Overview of Avery’s Denied Tax Deductions
In their article “Attorney’s racing activities fall short of the finish line,” McKinley and Geiszler (2023) discuss the situation with James Avery, an attorney whose claim for tax deductions related to advertising expenditures was later denied by the Tax Court of the United States. Avery had attempted to deduct more than $350,000 for advertising expenses on his tax returns between 2008 and 2013. However, the court denied most of these deductions due to inadequate evidence (McKinley & Geiszler, 2023). Therefore, the court ruled that none of the stated expenses met the specific qualifications to be regarded as usual and necessary business costs.
Use of Racing for Advertising and the Court’s Rejection
Avery had participated in different car shows, attaching a sticker with the Avery Law Firm logo to the back of a racing car to advertise it. The court concluded that Avery’s racing activities were not directly connected to his legal services and were mainly for his own enjoyment.
Tax Filing Irregularities and IRS Actions
Moreover, Avery had neglected to submit tax returns from 2008 to 2009, which had then been filed by the IRS. He eventually filed his returns from 2010 to 2013, but the IRS still sent him a notice of deficiency (McKinley & Geiszler, 2023). The IRS accepted more than $50,000 of the claimed deductions but disallowed the rest.

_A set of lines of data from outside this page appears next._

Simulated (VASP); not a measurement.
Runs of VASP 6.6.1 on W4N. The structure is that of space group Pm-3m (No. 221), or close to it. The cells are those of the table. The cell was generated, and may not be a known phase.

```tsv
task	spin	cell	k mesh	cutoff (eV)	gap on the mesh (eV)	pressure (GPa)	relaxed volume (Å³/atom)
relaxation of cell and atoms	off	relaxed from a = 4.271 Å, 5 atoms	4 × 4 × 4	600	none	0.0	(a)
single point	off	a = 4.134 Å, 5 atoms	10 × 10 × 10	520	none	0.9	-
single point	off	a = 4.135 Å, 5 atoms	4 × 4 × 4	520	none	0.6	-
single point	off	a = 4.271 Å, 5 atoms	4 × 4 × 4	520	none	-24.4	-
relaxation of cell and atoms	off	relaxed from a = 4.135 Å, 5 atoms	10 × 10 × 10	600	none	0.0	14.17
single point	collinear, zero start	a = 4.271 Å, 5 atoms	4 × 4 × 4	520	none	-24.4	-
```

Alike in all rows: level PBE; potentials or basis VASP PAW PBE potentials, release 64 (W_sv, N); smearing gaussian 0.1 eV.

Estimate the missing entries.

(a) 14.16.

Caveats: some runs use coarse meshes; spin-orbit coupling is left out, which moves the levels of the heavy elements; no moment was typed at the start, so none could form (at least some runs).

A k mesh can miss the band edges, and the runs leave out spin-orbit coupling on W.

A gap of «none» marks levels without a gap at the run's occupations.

Personal Enjoyment vs. Business Intent
Finally, the court determined that Avery was not entitled to deduct his racing-related costs as personal expenses since they were not common. Additionally, the court determined that his car collecting and racing activities constituted hobbies and that the decals on his race car were too small to have the same impact as a billboard or newspaper ad. Furthermore, the court found that Avery’s racing activities were motivated by enjoyment, not a desire to advertise his legal services. Therefore, the court denied Avery’s claim of additional advertising expenses.
Reference
McKinley, J., & Geiszler, M. (2023). Attorney’s racing activities fall short of the finish line. Journal of Accountancy. Web.